Papers.SmoothMinimization_Nesterov_2004.Sections.section04

source

theorem weighted_sum_bound_hatu {E1 : Type u_1} {E2 : Type u_2} [NormedAddCommGroup E1] [NormedSpace ℝ E1] [FiniteDimensional ℝ E1] [NormedAddCommGroup E2] [NormedSpace ℝ E2] [FiniteDimensional ℝ E2] (Q1 : Set E1) (Q2 : Set E2) (A : E1 →L[ℝ ] E2 →L[ℝ ] ℝ) (fhat : E1 → ℝ) (phihat d2 : E2 → ℝ) (μ : ℝ) (uμ : E1 → E2) (A' : E1 →ₗ[ℝ ] Module.Dual ℝ E2) (xSeq : ℕ → ↑Q1) (N : ℕ) (hatu : ↑Q2) (hhatudef : ↑hatu = ∑ i ∈ Finset.range (N + 1), (2 * (↑i + 1) / ((↑N + 1) * (↑N + 2))) • uμ ↑(xSeq i)) (hQ1_open : IsOpen Q1) (hQ1_convex : Convex ℝ Q1) (hfhat_convex : ConvexOn ℝ Q1 fhat) (hfhat_diff : DifferentiableOn ℝ fhat Q1) (hfbar_diff : DifferentiableOn ℝ (SmoothedObjective Q2 A phihat d2 μ fhat) Q1) (hphihat_convex : ConvexOn ℝ Q2 phihat) (hμ_nonneg : 0 ≤ μ) (hd2_nonneg : ∀ u ∈ Q2, 0 ≤ d2 u) (hmax : ∀ (x : E1), IsSmoothedMaximizer Q2 A phihat d2 μ x (uμ x)) (hderivμ : ∀ (x : E1), fderiv ℝ (SmoothedMaxFunction Q2 A phihat d2 μ) x = LinearMap.toContinuousLinearMap ((AdjointOperator A') (uμ x))) (hpair : ∀ (x : E1) (u : E2), DualPairing ((AdjointOperator A') u) x = (A x) u) (x : E1) :

x ∈ Q1 → ∑ i ∈ Finset.range (N + 1), (↑i + 1) * (SmoothedObjective Q2 A phihat d2 μ fhat ↑(xSeq i) + DualPairing (↑(fderiv ℝ (SmoothedObjective Q2 A phihat d2 μ fhat) ↑(xSeq i))) (x - ↑(xSeq i))) ≤ (↑N + 1) * (↑N + 2) / 2 * (fhat x + (A x) ↑hatu - phihat ↑hatu)
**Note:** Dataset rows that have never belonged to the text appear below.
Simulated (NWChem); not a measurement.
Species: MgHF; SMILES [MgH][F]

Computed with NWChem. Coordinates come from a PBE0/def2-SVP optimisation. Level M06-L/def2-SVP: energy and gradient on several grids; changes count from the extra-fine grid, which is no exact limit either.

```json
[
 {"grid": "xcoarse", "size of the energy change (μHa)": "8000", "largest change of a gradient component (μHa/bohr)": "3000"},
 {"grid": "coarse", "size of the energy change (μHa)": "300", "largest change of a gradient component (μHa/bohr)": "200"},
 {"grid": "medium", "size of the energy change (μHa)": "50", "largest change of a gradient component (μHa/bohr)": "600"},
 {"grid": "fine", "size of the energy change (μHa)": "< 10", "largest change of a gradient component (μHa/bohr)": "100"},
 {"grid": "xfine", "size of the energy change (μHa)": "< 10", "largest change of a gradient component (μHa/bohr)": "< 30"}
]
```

Weighted linearization sum bound using the averaged dual point.

source

theorem mu_sq_identity (D1 D2 σ1 σ2 μ Aop : ℝ) (N : ℕ) (hμ_def : μ = 2 * Aop / (↑N + 1) * √(D1 / (σ1 * σ2 * D2))) (hσ1 : 0 < σ1) (hσ2 : 0 < σ2) (hD1 : 0 ≤ D1) (hD2 : 0 ≤ D2) (hD2ne : D2 ≠ 0) :

μ ^ 2 * (σ1 * σ2 * D2) * (↑N + 1) ^ 2 = 4 * Aop ^ 2 * D1

If μ is chosen as in the smoothing rule, its square satisfies the scaling identity.

source

theorem mu_mul_D2_sqrt (D1 D2 σ1 σ2 μ Aop : ℝ) (N : ℕ) (hμ_def : μ = 2 * Aop / (↑N + 1) * √(D1 / (σ1 * σ2 * D2))) (hD2 : 0 ≤ D2) (hσ1 : 0 < σ1) (hσ2 : 0 < σ2) :

μ * D2 = 2 * Aop / (↑N + 1) * √(D1 * D2 / (σ1 * σ2))

If μ is chosen as in the smoothing rule, then μ * D2 simplifies to the sqrt expression.

source

theorem mu_inv_term_eq (D1 D2 σ1 σ2 μ Aop : ℝ) (N : ℕ) (hμ_def : μ = 2 * Aop / (↑N + 1) * √(D1 / (σ1 * σ2 * D2))) (hσ1 : 0 < σ1) (hσ2 : 0 < σ2) (hD1 : 0 ≤ D1) (hD2 : 0 ≤ D2) (hμ : μ ≠ 0) :

4 * (1 / (μ * σ2)) * Aop ^ 2 * D1 / (σ1 * (↑N + 1) * (↑N + 2)) = μ * D2 * (↑N + 1) / (↑N + 2)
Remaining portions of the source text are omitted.